By analyzing the phases of mariabackup it seems that there are parts that are being executed single threaded. Combined with a moderate/slow storage this leads to excessive backup times.
By profiling the I/O speed of our storage we found that it can deliver larger throughput when more I/Os are queued (i.e. larger queue depth) (as for example in multi threaded operations). On the other hand mariabackup is only partially run multi threaded.
It seems that mariabackup has 3 basic stages in terms of time taken to complete each (InnoDB database with >100K tables):
- open tables - single threaded
- stream ibd - multi threaded
- (lock tables)
- stream frm files - single threaded
- (unlock tables)
FROM these phases open tables & stream frm files is done in a single threaded manner as can be verified by looking at the logs and monitoring tools (atop) during mariabackup.
Command run is
$ mariabackup --backup --user=root --galera-info --parallel=16 --stream=xbstream --ftwrl-wait-timeout=120 --ftwrl-wait-threshold=30 | gzip > /var/backups/mariabackup/blogs-test.gz
- an annotated excerpt of a slow mariabackup operation.

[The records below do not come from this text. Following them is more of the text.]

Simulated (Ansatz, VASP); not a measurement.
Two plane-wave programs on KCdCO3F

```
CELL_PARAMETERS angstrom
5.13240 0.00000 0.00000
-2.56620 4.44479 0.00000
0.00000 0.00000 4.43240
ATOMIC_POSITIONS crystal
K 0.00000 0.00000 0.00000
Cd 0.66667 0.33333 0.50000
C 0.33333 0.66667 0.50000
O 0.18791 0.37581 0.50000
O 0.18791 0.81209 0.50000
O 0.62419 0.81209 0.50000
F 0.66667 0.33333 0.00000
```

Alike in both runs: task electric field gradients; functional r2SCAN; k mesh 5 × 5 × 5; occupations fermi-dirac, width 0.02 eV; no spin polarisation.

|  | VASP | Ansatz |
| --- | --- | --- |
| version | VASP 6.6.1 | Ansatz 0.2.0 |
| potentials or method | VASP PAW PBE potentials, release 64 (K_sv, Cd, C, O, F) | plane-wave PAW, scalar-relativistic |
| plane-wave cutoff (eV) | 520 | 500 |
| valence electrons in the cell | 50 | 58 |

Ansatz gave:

- some source code annotations for the copy ibd and copy frm stages, the latter being executed in the main thead, while the former in a multitheaded manner.
So the issue is that file operations involving large number of files (as the case of innodb databses with the innodb_file_per_table setting (default) and 100K databases) are partially done in a multi threaded manner and partially in a single threaded manner.
It would be interesting if the open tables phase and copy frm files phase could be also made multi threaded. This would make a benefit for storages that can sustain larger queue depths (providing larger throughput for larger queue depths). I would expect this to be applied to modern ssds also that have this characteristic.